Catch and cook your own dinner at this steamy seafood hotpot restaurant
Fishing Season encourages you to embrace your inner hunter-gatherer and net your own eel or Murray cod.
Chinese$$$
You’re in a restaurant, there are waiters and chopsticks, but there’s a big obstacle between you and dinner. You have to catch it. That’s the idea at Fishing Season, the Yunnan-style seafood restaurant with a large pool for Murray cod and eel on the ground floor, and a dining room with tabletop hotpots up above.
Choose eel or cod and you’ll be handed a net and pointed to the right part of the tank. The best technique is to spot your prey, swiftly thrust your net underneath, then whoosh it upwards to secure your meal. It’s then taken away for speedy dispatching. If you’re not feeling your inner hunter-gatherer, the friendly, well-drilled team will be happy to snare dinner on your behalf.
Spot your prey, swiftly thrust your net underneath, then whoosh it upwards to secure your meal.
The simple but cheerful dining room has bulky tables, each of them concealing a compressor that aims high-pressure steam at the base of a bluestone hotpot. The segmented fish is added to the pot, followed by mushroom-studded fish broth, then a conical straw hat is set on top. The steam does its fierce work, cooking the fish and turning the soup into a collagen-milky, rich, sticky medium in a few minutes.
Not feeling like fish broth? You can select instead a spicy soup, grain porridge, or a herbal concoction with ginseng, jujube and goji berries that is best with the eel.
My Murray cod was soft, sweet, mild (and bony – fillet-only fans beware). A set menu is recommended to reduce overwhelm and make the most of the broth. Snacks include wagyu tartlets, fish skin chips and springy, squiggly noodles made from barramundi mince. They’re all nicely rendered.
Once you’ve finished your fish, you’ll have seafood and vegetables added to the broth as a second chapter in your soup story. Condiments including XO sauce and chilli are available at a sauce station.

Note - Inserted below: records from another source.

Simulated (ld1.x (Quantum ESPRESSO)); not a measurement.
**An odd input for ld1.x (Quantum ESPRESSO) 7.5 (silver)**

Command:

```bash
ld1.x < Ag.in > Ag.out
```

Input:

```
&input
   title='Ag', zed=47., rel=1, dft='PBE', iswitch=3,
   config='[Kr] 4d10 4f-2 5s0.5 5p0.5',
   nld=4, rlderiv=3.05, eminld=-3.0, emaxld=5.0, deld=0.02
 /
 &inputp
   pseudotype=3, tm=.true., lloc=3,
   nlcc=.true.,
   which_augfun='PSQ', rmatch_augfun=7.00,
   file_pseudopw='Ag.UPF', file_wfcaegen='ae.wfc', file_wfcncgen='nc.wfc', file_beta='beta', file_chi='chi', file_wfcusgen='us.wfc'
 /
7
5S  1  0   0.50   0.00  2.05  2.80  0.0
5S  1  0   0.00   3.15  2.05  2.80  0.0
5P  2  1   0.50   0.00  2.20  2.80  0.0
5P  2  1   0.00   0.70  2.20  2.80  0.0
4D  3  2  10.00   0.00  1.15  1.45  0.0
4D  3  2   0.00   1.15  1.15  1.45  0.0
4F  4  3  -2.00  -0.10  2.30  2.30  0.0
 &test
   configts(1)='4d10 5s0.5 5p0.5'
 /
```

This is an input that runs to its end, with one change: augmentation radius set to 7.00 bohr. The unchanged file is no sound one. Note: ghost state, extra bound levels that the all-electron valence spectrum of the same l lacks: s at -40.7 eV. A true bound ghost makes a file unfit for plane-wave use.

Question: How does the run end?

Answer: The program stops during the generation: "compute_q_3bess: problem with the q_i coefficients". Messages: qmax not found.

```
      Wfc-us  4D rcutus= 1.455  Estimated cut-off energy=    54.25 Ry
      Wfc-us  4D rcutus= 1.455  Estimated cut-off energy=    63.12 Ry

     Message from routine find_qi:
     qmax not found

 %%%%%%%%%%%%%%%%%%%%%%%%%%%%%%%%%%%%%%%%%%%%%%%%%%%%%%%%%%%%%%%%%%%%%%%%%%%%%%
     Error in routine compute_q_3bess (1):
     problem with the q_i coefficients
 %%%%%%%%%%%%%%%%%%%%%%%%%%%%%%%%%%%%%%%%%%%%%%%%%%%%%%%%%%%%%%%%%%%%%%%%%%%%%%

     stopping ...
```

Dessert is forgettable matcha sponge and ice-cream. Next time I’ll head a few doors down to shaved ice specialist Sulbing for a bingsu bonanza.
This stonepot fish is based on the traditions of Yunnan in south-western China but this is a contemporary restaurant, brought here by James Li, who has similar businesses in Shanghai.
The innovative steam engineering reminds me of stories from the 1950s of the first espresso machines landing in Australia. Viewed with suspicion, and requiring a boilermaker’s licence to operate, they slowly became ubiquitous. I wonder if steam-powered cooking will follow a similar trajectory.
Fishing Season is a splashy spin on paddock-to-plate dining (the team has a fish farm in Dandenong) and will soon open a branch in Box Hill.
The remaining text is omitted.